By Ian Jones @IDJonesPhotog
It seems like I get a notification from Facebook every few days, saying someone tagged me in a video – and it’s almost always the same one: the lady driving her wheelchair into a small adapted vehicle. “Ian, have you seen this?” they’ll ask. “Too many times,” I’ll reply, at least in my head.
I’ve written about my desire to drive before, and something like this is definitely welcomed. But my reaction to the vehicle in the video is the same visceral reaction I have to a Smart car: frankly, the 7 foot by 5 foot vehicle looks reminiscent of the Little Tikes Cozy Coupe, or if I’m being complimentary, the LPC maintenance crew’s carts.
I’d be afraid if someone so much as breathed on it too heavily, it’d get dented like an aluminum can. I don’t mean to deride it, but I even hesitate calling it a “car,” no offense to the manufacturer. (Please don’t sue!)
The company claims the vehicle can go 60 miles on an overnight charge. I didn’t know any more about the specifications because the website is scant on specifics, but I was intrigued. That is, until I did some digging online.

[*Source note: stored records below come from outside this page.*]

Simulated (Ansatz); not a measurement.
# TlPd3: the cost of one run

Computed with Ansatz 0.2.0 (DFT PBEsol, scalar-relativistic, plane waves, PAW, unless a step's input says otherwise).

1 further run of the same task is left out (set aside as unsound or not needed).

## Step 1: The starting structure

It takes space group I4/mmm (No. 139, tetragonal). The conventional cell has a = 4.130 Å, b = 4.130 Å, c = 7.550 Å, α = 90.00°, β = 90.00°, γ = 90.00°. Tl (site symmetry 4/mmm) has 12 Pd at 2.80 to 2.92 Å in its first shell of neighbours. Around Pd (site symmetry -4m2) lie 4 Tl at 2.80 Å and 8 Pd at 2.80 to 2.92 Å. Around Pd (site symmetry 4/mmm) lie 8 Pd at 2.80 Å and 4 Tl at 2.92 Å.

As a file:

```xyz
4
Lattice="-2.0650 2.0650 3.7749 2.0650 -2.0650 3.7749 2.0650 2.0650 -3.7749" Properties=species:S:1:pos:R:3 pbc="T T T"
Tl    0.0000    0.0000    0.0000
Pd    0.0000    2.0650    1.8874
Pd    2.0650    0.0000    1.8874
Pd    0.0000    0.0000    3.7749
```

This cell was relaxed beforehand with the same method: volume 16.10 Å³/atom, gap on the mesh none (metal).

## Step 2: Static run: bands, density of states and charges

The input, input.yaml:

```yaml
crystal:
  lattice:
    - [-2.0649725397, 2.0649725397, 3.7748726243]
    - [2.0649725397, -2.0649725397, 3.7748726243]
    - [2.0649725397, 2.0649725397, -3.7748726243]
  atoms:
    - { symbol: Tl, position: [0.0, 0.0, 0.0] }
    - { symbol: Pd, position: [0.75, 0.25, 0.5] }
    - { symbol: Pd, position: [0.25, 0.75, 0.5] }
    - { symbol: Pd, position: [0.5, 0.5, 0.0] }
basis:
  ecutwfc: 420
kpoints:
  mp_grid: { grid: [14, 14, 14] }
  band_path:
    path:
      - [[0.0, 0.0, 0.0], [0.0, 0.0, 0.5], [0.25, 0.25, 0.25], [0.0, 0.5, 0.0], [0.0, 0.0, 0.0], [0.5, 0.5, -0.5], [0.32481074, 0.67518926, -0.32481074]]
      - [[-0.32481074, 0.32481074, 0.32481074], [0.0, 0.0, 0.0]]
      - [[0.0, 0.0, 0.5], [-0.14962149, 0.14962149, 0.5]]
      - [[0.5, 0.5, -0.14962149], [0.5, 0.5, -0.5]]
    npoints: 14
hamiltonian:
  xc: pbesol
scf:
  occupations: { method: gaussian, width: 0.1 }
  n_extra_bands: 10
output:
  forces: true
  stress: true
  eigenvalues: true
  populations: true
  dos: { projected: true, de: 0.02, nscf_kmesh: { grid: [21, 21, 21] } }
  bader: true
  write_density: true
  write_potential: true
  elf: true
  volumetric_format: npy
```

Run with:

According to an article on theverge.com, the Kenguru’s top speed is a blazing 25 miles per hour. Pretty fast… for a small vehicle. Yeah, it’s obviously not in the same ballpark as a Ferrari. The problem is, it’s not even in the same ballpark as a Toyota Camry from the 1980s.
Driving around downtown Livermore would theoretically be fine, but if I wanted to trek out to Walnut Creek, I’d have to bum a ride from someone, which sort of negates the independent lifestyle the manufacturer says (in paraphrase) it provides.
Don’t get me wrong. I know it’s new technology. It is only a start, and there are plans for a second version, drivable by joystick.
In concept, the Kenguru would definitely open a few doors, but I think it still needs time to gestate in the pouch. Having a single passenger seat, while it would add weight and cost, would be a start: for now.
I couldn’t find a price anywhere on the company’s website, beyond an assurance that it costs “a fraction of the cost of a modified van.” However, theverge.com states that the Kenguru is priced around $20,000, before incentives: it’s an electric car, so it’s green, remember.
Obviously, then, it’s definitely cheaper than a fully modified van, which is really nice. I’m still a little too skeptical about the safety and speed issues, though.
I’m going to keep my eyes on the company, because even though I don’t think the vehicle is quite ready for prime time yet, it’s got serious potential – and if they can get through these issues, there’s a large customer base waiting for its debut.
For now, I think I’m going to wait a bit before jumping for the Kenguru. As soon as all the kinks are worked out, I’ll be first in line. For now, though, you can stop sending me the video.